Mistake 3: Thinking of the flywheel as “just adding more data all the time”

Section titled “Mistake 3: Thinking of the flywheel as “just adding more data all the time””

The flywheel is not about blindly increasing volume, but about continuously turning the most valuable failed samples into high-quality training assets.


Keep this page’s proof of learning as a small evidence card:

Label Rule
task definition and allowed outputs
Quality Check
duplicate, conflict, empty, or vague label count
Guideline
one rule that resolves ambiguity
Flywheel
model failure label fix retrain/evaluate
Risk
bad labels teach bad behavior more efficiently

The most important conclusion in this section is:

Data labeling is not a side task before fine-tuning; it is the core of task definition, quality control, and continuous iteration capability.

A truly vibrant data system usually has all three of these:

  1. Clear rules
  2. Strong quality control
  3. Reliable feedback of failed samples

When all three are in place, your model quality can improve continuously and in an explainable way.

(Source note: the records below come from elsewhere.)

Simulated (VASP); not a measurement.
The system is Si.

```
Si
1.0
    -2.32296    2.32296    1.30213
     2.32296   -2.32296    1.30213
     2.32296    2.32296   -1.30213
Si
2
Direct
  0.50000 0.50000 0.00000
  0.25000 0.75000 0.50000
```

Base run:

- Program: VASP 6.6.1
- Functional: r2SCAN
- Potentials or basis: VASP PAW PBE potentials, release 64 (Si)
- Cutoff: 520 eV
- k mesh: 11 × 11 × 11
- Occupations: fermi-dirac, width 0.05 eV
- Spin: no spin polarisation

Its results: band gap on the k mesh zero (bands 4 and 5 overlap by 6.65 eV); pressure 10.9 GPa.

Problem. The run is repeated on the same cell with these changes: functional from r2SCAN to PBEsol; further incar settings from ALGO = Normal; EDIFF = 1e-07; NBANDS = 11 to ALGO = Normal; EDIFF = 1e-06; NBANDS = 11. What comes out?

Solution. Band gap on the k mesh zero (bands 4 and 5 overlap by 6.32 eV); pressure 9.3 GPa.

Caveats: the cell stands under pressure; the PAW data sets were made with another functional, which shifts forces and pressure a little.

  1. Design 3 to 5 labels for a task you know well, and write positive and negative examples for each label.
  2. Refer to the code in this section and manually construct a set of two-annotator labeled data. Calculate the agreement rate and kappa.
  3. Think about which failed online samples in your project are most worth feeding back into the training set first.
  4. If two annotators keep disagreeing on the same type of sample, would you first revise the guidelines, revise the label system, or directly decide by vote? Why?
Project reference and review notes
  1. Good labels should be mutually distinguishable, useful for action, and illustrated with boundary cases. Positive and negative examples should make the decision rule visible, not just repeat the label name.
  2. Agreement rate shows raw consistency, while kappa adjusts for chance agreement. If agreement is low, the problem is often unclear instructions, overlapping labels, or ambiguous samples.
  3. Prioritize high-frequency failures, high-risk failures, and failures that represent a stable pattern. Rare one-off mistakes are usually less valuable than repeated failure modes that affect real users.
  4. First inspect whether the guideline or label system is ambiguous. Voting can resolve a single sample, but repeated disagreement means the task definition itself needs repair.